Honda CB650R And CBR650 Get E-Clutch, New Looks, New Gadgetry

Credit: Honda

Honda’s CB650R and CBR650 might be the Rodney Dangerfield of Big Red’s lineup—they just don’t get no respect. Too bad, because they’re very sensible bikes in the real world, and for 2024, they’re getting a few key updates. Most notably, this is where Honda chose to debut its E-Clutch technology.

The E-Clutch is a new electronically-managed clutch that allows you to shift gears without using the clutch lever. Think “quickshifter,” but the E-Clutch also works when you slow the bike down. You don’t need to haul in the clutch when you’re stopped, just like Honda’s old ATVs and motorcycles with centrifugal clutches. And yet, when you’re rolling, you can choose to use the clutch lever if so inclined, keeping your bike’s control under your own old-school skillset.

It’s an interesting idea, and apparently it weighs very little, about 2 kg more than a standard clutch. If the cost can be kept sensible, it will be much easier to convince experienced riders to shift to this tech (keep those puns to a minimum, please!—Ed.), since you can effectively ride the bike exactly the same you did before the E-Clutch was a twinkle in its designer’s eye.

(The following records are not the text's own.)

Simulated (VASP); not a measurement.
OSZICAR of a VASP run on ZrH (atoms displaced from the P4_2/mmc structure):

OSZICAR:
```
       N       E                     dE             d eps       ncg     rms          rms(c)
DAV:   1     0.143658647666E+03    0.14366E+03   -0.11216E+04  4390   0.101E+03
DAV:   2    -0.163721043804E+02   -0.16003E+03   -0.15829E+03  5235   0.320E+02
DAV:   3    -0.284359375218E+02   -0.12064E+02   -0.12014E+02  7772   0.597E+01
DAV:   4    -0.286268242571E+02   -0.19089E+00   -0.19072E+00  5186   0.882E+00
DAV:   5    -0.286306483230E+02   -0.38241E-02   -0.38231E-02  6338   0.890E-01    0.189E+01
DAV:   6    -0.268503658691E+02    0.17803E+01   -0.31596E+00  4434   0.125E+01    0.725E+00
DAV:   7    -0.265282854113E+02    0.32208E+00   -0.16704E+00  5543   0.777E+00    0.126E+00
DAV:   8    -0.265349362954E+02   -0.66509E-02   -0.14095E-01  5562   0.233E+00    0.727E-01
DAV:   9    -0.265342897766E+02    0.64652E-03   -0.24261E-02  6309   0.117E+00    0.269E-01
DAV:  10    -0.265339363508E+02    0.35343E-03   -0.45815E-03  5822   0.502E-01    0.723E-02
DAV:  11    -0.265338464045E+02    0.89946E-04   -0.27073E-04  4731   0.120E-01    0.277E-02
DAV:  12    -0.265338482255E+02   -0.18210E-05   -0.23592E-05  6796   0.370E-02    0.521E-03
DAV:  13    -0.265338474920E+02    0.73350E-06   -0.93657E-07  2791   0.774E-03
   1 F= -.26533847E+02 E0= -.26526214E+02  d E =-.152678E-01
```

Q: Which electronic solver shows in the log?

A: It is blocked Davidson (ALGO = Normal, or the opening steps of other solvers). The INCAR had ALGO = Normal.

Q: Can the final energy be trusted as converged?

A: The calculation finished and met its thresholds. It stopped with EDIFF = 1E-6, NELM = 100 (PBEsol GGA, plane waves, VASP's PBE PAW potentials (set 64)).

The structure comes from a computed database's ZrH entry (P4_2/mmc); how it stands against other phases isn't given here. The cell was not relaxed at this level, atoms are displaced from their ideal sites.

A new TFT means these machines move into a 2020s aesthetic. Credit: Honda

However, it’s likely many riders will grow to appreciate the clutchless shifting characteristics in certain circumstances. Ever been stuck in stop-and-go gridlock, where you had to keep your clutch lever clamped down in case you needed to react quickly to changing traffic? The E-Clutch is made for situations like that. It’s kinda like a quickshifter and a DCT had a baby… but that baby was also closely related to a standard clutch.

Honda also says it offers more precise shifting, and seems to think experienced riders will appreciate its performance when compared to a standard clutch. We’ll see!

Aside from the E-Clutch, Honda’s 650 series gets a new TFT dash, an upgrade that carries them into the 2020s, finally. There’s some new styling as well, but nothing too crazy. The bikes’ engines still make 94 hp and 46 lb-ft of torque, and the Showa SFF-BP fork is still standard, with a basic shock and basic brakes as well.

We’d think Honda would bring both of these bikes to Canada, but in today’s weirdo moto-economy, there are no guarantees. It would be a big surprise, though, to see Big Red introduce the E-Clutch and then decide not to show that tech off in North America.